Los Angeles is famous for its vibrant street vending culture, with sidewalk entrepreneurs hawking everything from used clothing to bacon-wrapped hot dogs.
But because the city code prohibits selling things on sidewalks, vendors face hefty fines, confiscated equipment and even incarceration.
Two members of the Los Angeles City Council would like to change that.
Councilman Jose Huizar, who represents the Eastside of Los Angeles, and Councilman Curren Price, whose district takes in much of South L.A., are expected to present a motion Wednesday calling for a study of how the city can legalize street vending. That would bring Los Angeles in line with other major cities, including New York and Chicago, that allow people to sell things on sidewalks.
A spokesman for Huizar said any legislation would involve regulation, such as requiring vendors to register with the city. In the case of food vendors, regular checks by L.A. County health inspectors would probably be required.
Storefront business owners have long complained that sidewalk vendors -- as well as food trucks -- are unfair competition because they don’t pay rent or taxes. Huizar spokesman Rick Coca said the councilman is interested in reducing the proliferation of street vendors in some neighborhoods.

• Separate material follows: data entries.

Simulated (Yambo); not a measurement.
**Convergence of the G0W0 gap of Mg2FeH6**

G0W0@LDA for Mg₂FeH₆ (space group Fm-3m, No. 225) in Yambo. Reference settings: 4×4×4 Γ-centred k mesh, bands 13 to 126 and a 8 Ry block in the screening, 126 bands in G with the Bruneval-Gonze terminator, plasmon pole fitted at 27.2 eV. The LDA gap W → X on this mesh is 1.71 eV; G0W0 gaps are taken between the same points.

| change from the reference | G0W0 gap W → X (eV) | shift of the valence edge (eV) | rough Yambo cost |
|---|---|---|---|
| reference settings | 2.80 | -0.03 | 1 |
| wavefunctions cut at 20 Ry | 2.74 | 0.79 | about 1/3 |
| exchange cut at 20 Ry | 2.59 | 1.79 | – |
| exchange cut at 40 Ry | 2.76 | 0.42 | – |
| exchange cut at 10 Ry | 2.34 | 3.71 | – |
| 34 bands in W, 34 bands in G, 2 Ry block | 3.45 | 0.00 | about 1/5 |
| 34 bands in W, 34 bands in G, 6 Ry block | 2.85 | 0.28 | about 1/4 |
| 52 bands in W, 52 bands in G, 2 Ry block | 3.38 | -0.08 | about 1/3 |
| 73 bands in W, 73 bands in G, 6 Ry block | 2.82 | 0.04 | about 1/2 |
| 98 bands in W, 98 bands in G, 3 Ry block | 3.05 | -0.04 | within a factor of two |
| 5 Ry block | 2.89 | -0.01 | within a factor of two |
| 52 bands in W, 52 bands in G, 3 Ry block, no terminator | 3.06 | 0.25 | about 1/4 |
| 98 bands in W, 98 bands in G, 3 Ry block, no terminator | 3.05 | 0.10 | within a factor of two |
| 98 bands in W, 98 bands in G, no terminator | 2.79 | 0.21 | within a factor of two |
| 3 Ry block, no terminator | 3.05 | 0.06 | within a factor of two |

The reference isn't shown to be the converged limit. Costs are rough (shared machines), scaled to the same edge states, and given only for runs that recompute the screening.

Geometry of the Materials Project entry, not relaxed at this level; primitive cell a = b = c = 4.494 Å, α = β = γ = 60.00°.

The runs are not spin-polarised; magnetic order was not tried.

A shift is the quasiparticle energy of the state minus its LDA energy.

“We need to hear from everybody,” said Coca. “We want to make sure that whatever we create is not hurting brick-and-mortar businesses.”
They council members are planning a Wednesday morning news conference outside City Hall with a coalition of organizations working to change street vending rules, including East L.A. Community Corp., the Coalition for Humane Immigrant Rights of Los Angeles and the L.A. Food Policy Council.